[Python-ideas] More user-friendly version for string.translate()

Wed Oct 26 18:48:27 EDT 2016

On 2016-10-26 23:17, Chris Barker wrote:
> I"ve lost track of what (If anything) is actually being proposed here...
> so I"m going to try a quick summary:
>
>
> 1) an easy way to spell "remove all the characters other than these"
>
> I think that's a good idea. What with unicode having an enormous number
> of code points, it really does make sense to have a way to specify only
> what you want, rather than what you don't want.
>
> Back in the good old days of 1-byte chars, it wasn't hard to build up a
> full 256 element translate table -- not so much anymore. And one of the
> whole points of str.translate() is good performance.
>
>  a) a new method:
>
>    str.remove_all_but(sequence_of_chars)
>   (naming TBD)
>
> b) a new flag in translate (Kind of like the decode keywords)
>
>   str.translate(table, missing='ignore'|'remove')
>
c) pass a function that returns the replacement:

     def replace(c):
         return c.upper() if c.isalpha() else ''

     str.translate(replace)

The replacement function could be called only on distinct codepoints.

>
> (b) has the advantage of adding translation and removal in one fell
> swoop -- but if you only want to remove, then you have to make a
> translation table of 1:1 mappings = not hard, but a annoying:
>
> table = {c:c for c in sequence_of_chars}
>
> I'm on the fence about what I personally prefer.
>
> 2) (in another thread, but similar enough) being able to pass in more
> than one string to replace:
>
> str.replace( old=seq_of_strings, new=seq_of_strings )
>
> I know I've wanted this a lot, and certainly from a performance
> perspective, it could be a nice bonus.
>
> But: It overlaps a lot with str.translate -- at least for single
> character replacements. so really why? so it would really only make
> sense if supported multi-char strings:
>
> str.replace(old = ("aword", "another_word"), ("something", "something
> else"))
>
> However: a string IS a sequence of strings, so we'd have confusion about
> that:
>
> str.replace("this", "four")
>
> Does the user want the word "this" replaced with the word "four" -- or
> do they want each character replaced?
>
> Maybe we'd need a .replace_many() method? ugh!
>
> There are also other issues with what to di with repeated / overlapping
> cahractors:
>
> str.replace( ("aaa", "a", "b"), ("b", "bbb", "a")
>
> and all sort of other complications!
>
Possible choices are:

1) Use the given order.

2) Check from the longest to the shortest.
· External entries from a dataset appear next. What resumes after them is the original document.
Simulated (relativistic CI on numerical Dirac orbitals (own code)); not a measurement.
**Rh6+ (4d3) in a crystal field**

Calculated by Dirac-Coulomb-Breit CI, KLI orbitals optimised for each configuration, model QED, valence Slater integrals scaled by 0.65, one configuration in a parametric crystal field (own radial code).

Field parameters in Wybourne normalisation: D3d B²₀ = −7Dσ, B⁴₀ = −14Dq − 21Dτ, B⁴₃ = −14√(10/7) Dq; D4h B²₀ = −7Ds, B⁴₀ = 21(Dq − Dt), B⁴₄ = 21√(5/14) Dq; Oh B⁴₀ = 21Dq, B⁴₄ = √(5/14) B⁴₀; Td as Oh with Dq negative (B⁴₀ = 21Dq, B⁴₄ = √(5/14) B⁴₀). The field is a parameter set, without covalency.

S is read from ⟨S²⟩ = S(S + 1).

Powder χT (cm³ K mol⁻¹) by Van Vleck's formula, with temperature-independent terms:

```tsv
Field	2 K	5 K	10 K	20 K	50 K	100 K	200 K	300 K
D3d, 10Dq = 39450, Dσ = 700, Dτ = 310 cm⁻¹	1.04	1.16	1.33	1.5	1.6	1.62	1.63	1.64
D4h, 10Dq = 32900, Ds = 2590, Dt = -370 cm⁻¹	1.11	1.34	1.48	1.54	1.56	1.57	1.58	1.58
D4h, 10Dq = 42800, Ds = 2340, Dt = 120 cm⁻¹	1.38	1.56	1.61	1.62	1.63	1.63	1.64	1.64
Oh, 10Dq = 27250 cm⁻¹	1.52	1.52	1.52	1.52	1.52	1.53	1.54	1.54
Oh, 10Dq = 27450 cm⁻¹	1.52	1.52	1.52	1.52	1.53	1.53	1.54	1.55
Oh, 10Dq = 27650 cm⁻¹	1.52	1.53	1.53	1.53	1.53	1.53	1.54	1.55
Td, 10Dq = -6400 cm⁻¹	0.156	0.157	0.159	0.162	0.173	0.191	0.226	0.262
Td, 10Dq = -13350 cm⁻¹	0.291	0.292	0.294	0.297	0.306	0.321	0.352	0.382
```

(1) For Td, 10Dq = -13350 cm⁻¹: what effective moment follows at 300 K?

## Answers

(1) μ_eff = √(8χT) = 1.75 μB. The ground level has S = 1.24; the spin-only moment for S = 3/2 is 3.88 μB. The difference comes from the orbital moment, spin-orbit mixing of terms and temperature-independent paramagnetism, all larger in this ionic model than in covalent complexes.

If you're going to pick choice 2, does it have to be 2 tuples/lists? Why 
not a dict instead?

> THAT I think could be nailed down by defining the "order of operations"
> Does it lop through the entire string for each item? or through each
> item for each point in the string? note that if you loop thorugh the
> entire string for each item, you might as well have written the loop
> yourself:
>
> for old, new in sip(old_list, new_list):
>     s = s.replace(old, new))
>
> and at least if the length of the string si long-ish, and the number of
> replacements short-ish -- performance would be fine.
>
>
> *** So the question is -- is there support for these enhancements? If
> so, then it would be worth hashing ot the details.
>
> But the next question is -- does anyone care enough to manage that
> process -- it'll be a lot of work!
>
> NOTE: there has also been a fair bit of discussion in this thread about
> ordinals vs characters, and unicode itself -- I don't think any of that
> resulted in any possible proposals...
>
[snip]